LANDOVER, Md., -- Washington Football Team quarterback Dwayne Haskins showed, once more, the good and the bad. It explains why Washington fell behind by 17 points to Seattle. And it explains, in part, how it was able to come back – and nearly stun the Seahawks.
For much of Sunday’s 20-15 loss to Seattle, Haskins looked like a guy who wouldn’t be starting next week – if Alex Smith doesn’t return from a strained calf muscle. In the second half, helped by a defense that shut down Seattle, Haskins showed that maybe he could help them if he needs to keeps starting.
Washington (6-8) entered with a one-game lead over the New York Giants in the NFC East. It plays Carolina next week.
Haskins completed 38-of-55 for 295 yards, one touchdown and two interceptions. This is a team that knows it can't drop back 55 times and win many games; certainly, that was proven again Sunday.
Haskins made his first start since Week 4, when he was benched after a 1-3 start. Coaches wanted to see better preparation from him, among other things. They wanted him to execute better on the field – go through his progressions properly and handle protection calls right.
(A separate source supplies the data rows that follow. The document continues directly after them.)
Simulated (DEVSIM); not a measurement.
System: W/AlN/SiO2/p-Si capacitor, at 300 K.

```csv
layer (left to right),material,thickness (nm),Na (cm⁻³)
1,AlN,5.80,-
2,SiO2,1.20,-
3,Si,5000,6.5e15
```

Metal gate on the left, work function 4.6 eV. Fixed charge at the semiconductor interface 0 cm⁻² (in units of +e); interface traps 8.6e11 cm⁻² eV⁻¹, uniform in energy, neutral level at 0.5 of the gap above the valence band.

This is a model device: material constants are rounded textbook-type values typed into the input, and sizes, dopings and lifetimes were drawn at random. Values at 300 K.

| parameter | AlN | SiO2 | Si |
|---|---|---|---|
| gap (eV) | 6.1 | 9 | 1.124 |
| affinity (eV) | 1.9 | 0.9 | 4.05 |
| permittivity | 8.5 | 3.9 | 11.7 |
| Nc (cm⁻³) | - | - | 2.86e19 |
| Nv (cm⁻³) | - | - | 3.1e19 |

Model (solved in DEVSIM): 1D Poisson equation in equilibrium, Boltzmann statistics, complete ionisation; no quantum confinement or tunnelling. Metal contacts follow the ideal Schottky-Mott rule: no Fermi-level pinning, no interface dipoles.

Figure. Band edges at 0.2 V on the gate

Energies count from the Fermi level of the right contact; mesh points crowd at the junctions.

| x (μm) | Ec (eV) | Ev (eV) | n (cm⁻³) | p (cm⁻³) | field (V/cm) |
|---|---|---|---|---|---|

But one thing Haskins has shown in his two seasons with Washington is resilience. He displayed that again Sunday. Haskins struggled for most of the first two-and-a-half quarters. In the first half, he completed 15-of-24 passes for only 98 yards and an interception. The pick was critical because it came at the Seattle 27-yard line and removed a chance for points. The Seahawks drove 97 yards for a touchdown. Haskins forced a pass that sailed on him to Isaiah Wright; it was tipped in the air. Those missed points proved critical in the end.
His second pick came on a first down at the Seahawks’ 43-yard line, a first-and-10 in which Seattle corner D.J. Reed looked like he would carry receiver Terry McLaurin deep. That would have left a deep crosser open for Cam Sims. But Reed dropped off, perhaps reading Haskins’ eyes, and made the easy pick.
However, after that point Haskins came to life as did the offense. He led touchdown drives of 96 and 64 yards to get Washington within 20-15. A late drive reached the Seattle 23-yard line before Haskins took two sacks and threw incomplete on fourth-and-24.
Haskins did not impress the previous week in relief of Smith. There’s a long road he still must travel to get where Washington needs Haskins to be considered a legitimate quarterback of the future. Right now, though, Washington just needs someone that can help them win a game to stay in the playoff race.
Silver lining: There were a couple. Tight end Logan Thomas caught 13 passes for 101 yards and continues his effective season. He caught a career-high 16 passes last year; he now has 62 receptions this season. Thomas provides a good underneath security blanket for whomever plays quarterback for Washington. He’s not dynamic, but he creates enough separation and uses his size well. Also, Washington’s defense was much better in the second half and even created a turnover that led to a touchdown.
Promising trend: Washington continues to recover from deficits. It is, of course, bad that it fell behind by double digits in yet another game but the fact it keeps rallying in these games says quite a bit. Yes, it would have been good to finish the comeback, but Washington continues to show a resilient mindset. Sunday was a day it had no business coming back, considering it was with a young backup in Haskins and had lost three defensive starters to injuries last week.
Pivotal play: There were many and Haskins' two picks certainly proved critical. But a missed extra point by kicker Dustin Hopkins after Washington's first touchdown left them in a position to go for two later. It failed to convert the two-pointer on its next touchdown; otherwise, Washington would have been at the Seattle 23-yard line with a chance to kick a game-tying field goal late. Instead, it needed a touchdown and failed.